This same element of uncertainty, engendered by the fact of disruption, suspension or delay of contract performance, has been present whenever the courts or the Boards of Contract Appeals have permitted extended home office overhead to be calculated under the Eichleay formula. See, e.g., Weaver-Bailey Contractors, Inc. v. United States, 19 Cl.Ct. 474, 477 (1990) (government's inaccurate estimate caused delay that was unforeseeable and beyond control of the contractor); A.A. Beiro Constr. Co., 91-3 B.C.A. (CCH) p 24,149, at 120,844 (ENGBCA 1991) (duration of delays uncertain so that contractor could not divert resources to other work); Cieszko Constr. Co., 88-1 B.C.A. (CCH) p 20,223, at 102,417 (ASBCA 1987) (contractor put off-site for six weeks while government procured appropriate doors; government caused further delays due to sludge removal); Shirley Contracting Corp., 85-1 B.C.A. (CCH) p 17,858, at 89,399-400 (ASBCA 1984) (lengthy suspension of work because of government inability to authorize changes due to lack of funds meant that contractor was uncertain as to when work might resume); Excavation-Constr., Inc., 82-1 B.C.A. (CCH) p 15,770, at 78,067-68 (ENGBCA 1982) (virtually impossible to trace directly the effect of each separate delay that reached a total of 66 days); Savoy Constr. Co., 85-2 B.C.A. (CCH) p 18,073, at 90,723 (ASBCA 1985) (decision after remand following Federal Circuit's opinion in Capital Electric) (changes at the beginning of the project continued sporadically throughout the period of construction causing "unknown length of delays"). See also Williams Enters., Inc. v. Sherman R. Smoot Co., 938 F.2d 230 (D.C. Cir. 1991) (private contractor allowed to recover overhead expenses from subcontractor due to delay caused by subcontractor's negligence). In all of these cases when disruption, suspension or delay caused by the government has reduced the stream of direct costs in a contract, it is appropriate to use the Eichleay formula to calculate extended home office overhead instead of the fixed percentage rate formula because the latter would not adequately compensate the contractor for extended home office overhead.

IV

CBC and amicus curiae argue that use of Eichleay should be permitted in any instance in which a contract modification results in an erosion of direct costs because a percentage mark-up of the decreased additional direct costs will not allocate a fair proportion of home office overhead to the contract. This desire to extend availability of the Eichleay formula to pure contract extensions would likely transform use of the formula from an exception to a rule, making the formula applicable to nearly every contract. CBC maintains that extended home office overhead expenses would not be calculated using the Eichleay formula for the majority of pure contract extensions. CBC, however, can only articulate two occasions when use of the Eichleay formula would be inappropriate, i.e., would not reduce the stream of direct costs: contract modifications that add direct costs but do not extend the time for performance, and contract modifications that, over an extended period of time, add direct costs equal to or greater than the amount of direct costs per day under the original contract. Moreover, CBC offers only attorney argument, not empirical data, to support its contention that the Eichleay formula will thus be inapplicable for the majority of contract extensions. We are not persuaded. It appears more likely that the greater part of all contract modifications would qualify for the Eichleay rule under CBC's contention.
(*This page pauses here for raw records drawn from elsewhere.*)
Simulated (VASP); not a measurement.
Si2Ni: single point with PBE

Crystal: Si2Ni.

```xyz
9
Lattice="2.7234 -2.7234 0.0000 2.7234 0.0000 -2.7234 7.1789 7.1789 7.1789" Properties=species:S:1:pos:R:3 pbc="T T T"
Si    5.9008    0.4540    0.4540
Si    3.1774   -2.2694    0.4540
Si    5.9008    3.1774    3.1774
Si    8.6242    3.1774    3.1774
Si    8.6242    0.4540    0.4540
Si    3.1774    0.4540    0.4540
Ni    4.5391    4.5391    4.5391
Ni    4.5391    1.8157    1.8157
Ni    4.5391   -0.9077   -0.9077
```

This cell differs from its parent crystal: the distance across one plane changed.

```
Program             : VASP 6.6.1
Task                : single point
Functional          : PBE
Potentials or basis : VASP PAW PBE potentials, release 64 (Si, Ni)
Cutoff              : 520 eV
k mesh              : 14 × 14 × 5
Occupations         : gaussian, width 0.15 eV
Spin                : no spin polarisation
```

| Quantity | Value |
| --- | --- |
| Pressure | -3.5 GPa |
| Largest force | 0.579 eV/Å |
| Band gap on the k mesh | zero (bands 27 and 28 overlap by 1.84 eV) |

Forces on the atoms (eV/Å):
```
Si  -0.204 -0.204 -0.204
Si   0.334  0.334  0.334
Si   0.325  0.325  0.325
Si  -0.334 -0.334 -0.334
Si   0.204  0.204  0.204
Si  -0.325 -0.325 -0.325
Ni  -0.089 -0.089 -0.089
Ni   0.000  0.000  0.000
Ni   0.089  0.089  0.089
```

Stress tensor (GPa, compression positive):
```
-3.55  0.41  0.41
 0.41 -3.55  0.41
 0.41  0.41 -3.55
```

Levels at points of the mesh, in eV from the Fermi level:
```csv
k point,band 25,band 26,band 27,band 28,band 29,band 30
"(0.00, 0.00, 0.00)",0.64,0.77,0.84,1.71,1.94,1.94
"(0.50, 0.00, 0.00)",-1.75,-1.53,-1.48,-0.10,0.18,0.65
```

In our view, CBC seeks a drastic shift in the circumstances under which the Eichleay formula has been available. Such an extension of the formula's use is no less drastic than the government's urging in the Capital Electric litigation that Eichleay be abandoned altogether. As we noted in Capital Electric, we believe that Congress, not the courts, should make that decision. Capital Elec., 729 F.2d at 747.

We decline the invitation to stand availability of the Eichleay formula on its head. The raison d'etre of Eichleay requires at least some element of uncertainty arising from suspension, disruption or delay of contract performance. Such delays are sudden, sporadic and of uncertain duration. As a result, it is impractical for the contractor to take on other work during these delays. See George Hyman Constr. Co. v. Washington Metro. Area Transit Auth., 816 F.2d 753, 756-58 (D.C. Cir. 1987). By contrast, CBC negotiated a change order with the government which extended contract performance for a brief known period of time. CBC experienced no suspension of work, no idle time and no uncertain periods of delay during the agreed upon extended contract performance period. Where no element of uncertainty is imposed on the contractor, use of the Eichleay formula to calculate extended home office overhead is not permissible. Such a limitation on the use of the Eichleay formula is reasonable because, after all, the Eichleay formula only roughly approximates extended home office overhead. See generally 5 The Nash & Cibinic Rep., p 62, at 166 (Nov. 1991). Thus, computation of extended home office overhead using an estimated daily rate is an extraordinary remedy which is specifically limited to contracts affected by government-caused suspensions, disruptions and delays of work. Absent these circumstances, the Claims Court properly recognized that it is inappropriate to use the Eichleay formula to calculate home office overhead for contract extensions because adequate compensation for overhead expenses may usually be calculated more precisely using a fixed percentage formula. C.B.C., 24 Cl.Ct. at 192.

For these reasons the judgment of the Claims Court is

AFFIRMED.

 *
 The Eichleay Formula (as approved by the Federal Circuit) First, calculate: contract billings total overhead overhead _______________________ x [incurred during = allocable the] contract to the total billings for period contract contract period Second, calculate: allocable contract overhead = daily ________________________________________________ contract [actual] days of [contract] performance overhead Third, calculate: daily contract overhead x [number = amount of] days recoverable [of] delay

Capital Elec., 729 F.2d at 747.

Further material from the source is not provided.